(Clarification: A photo caption that accompanied the continuation of a Page One story Monday on Archbishop Sean O'Malley gave the impression that it was showing O'Malley looking at books at Schoenhof's Foreign Books in Harvard Square. Although the newly named cardinal likes to shop at the store, the photo was of a customer who identifies himself as Father Paul of Jesus.)
Suffolk District Attorney Daniel F. Conley, shortly after taking office, wrote a letter to Archbishop Sean P. O'Malley asking for a meeting. He never heard back. Neil F. Finnegan, banker and fund-raiser for Catholic causes, speaks with O'Malley at archdiocesan events, but they never stray into personal exchanges. Mary McHale, who runs a homeless shelter a block from O'Malley's South End residence, sent a note asking O'Malley to visit, but he never stopped by.
After three years, the archbishop of Boston remains aloof and enigmatic to many, a distant figure in flowing robe and simple sandals. Now Pope Benedict XVI's decision to elevate O'Malley to cardinal signals a new permanence to his posting in Boston and is spurring hopes that the relationship between the shy friar and the more than 2 million Catholics he leads will deepen into a more personal bond.
It won't be easy for the 61-year-old Franciscan Capuchin, who had hoped to devote his life to quiet service to the poor, to extend a less formal side of himself. O'Malley has shown deep reluctance to share even the most mundane details about his personal life in Boston. But conversations with waitresses at the diner he haunts, the priests with whom he watches the Super Bowl, and the clerk of his favorite bookstore paint a portrait of a more colorful O'Malley, a funny, affectionate man they hope will emerge in his new role as cardinal.

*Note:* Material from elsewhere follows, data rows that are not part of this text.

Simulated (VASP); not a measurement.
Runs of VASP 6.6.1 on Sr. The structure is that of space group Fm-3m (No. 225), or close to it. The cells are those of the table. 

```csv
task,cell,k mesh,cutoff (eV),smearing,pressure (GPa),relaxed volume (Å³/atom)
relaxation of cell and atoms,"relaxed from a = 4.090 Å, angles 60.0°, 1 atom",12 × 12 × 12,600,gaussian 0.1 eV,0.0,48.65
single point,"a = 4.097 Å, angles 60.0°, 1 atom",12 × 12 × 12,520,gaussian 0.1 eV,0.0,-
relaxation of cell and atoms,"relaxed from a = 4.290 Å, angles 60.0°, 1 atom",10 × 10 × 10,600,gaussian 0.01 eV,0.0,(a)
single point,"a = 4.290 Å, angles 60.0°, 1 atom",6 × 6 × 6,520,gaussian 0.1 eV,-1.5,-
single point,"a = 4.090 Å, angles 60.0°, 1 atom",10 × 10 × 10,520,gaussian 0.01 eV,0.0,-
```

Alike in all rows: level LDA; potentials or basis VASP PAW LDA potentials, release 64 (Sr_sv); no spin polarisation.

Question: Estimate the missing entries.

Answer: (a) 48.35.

''This guy has tremendous charisma," said the Rev. Brian Kiely, pastor of St. Patrick Parish in Natick, who likes to go for plates of pasta with O'Malley at Papa Razzi restaurants and wishes everyone could see the easygoing companion he knows.
Kiely and those close to O'Malley speak of the prelate as a foreign film buff, art lover, and zesty conversationalist who can delve equally into ''The Da Vinci Code" and ''Prairie Home Companion" on NPR.
Many of Boston's elite have never seen this side of O'Malley, if they have met him at all. Unlike his ambitious, politically savvy predecessor, Cardinal Bernard F. Law, O'Malley has never testified on Beacon Hill or gone to the State House to meet either House Speaker Salvatore F. DiMasi or Senate President Robert E. Travaglini. Police Commissioner Kathleen M. O'Toole recalls meeting O'Malley only once, at an antiviolence summit, where O'Malley sat quietly in the back.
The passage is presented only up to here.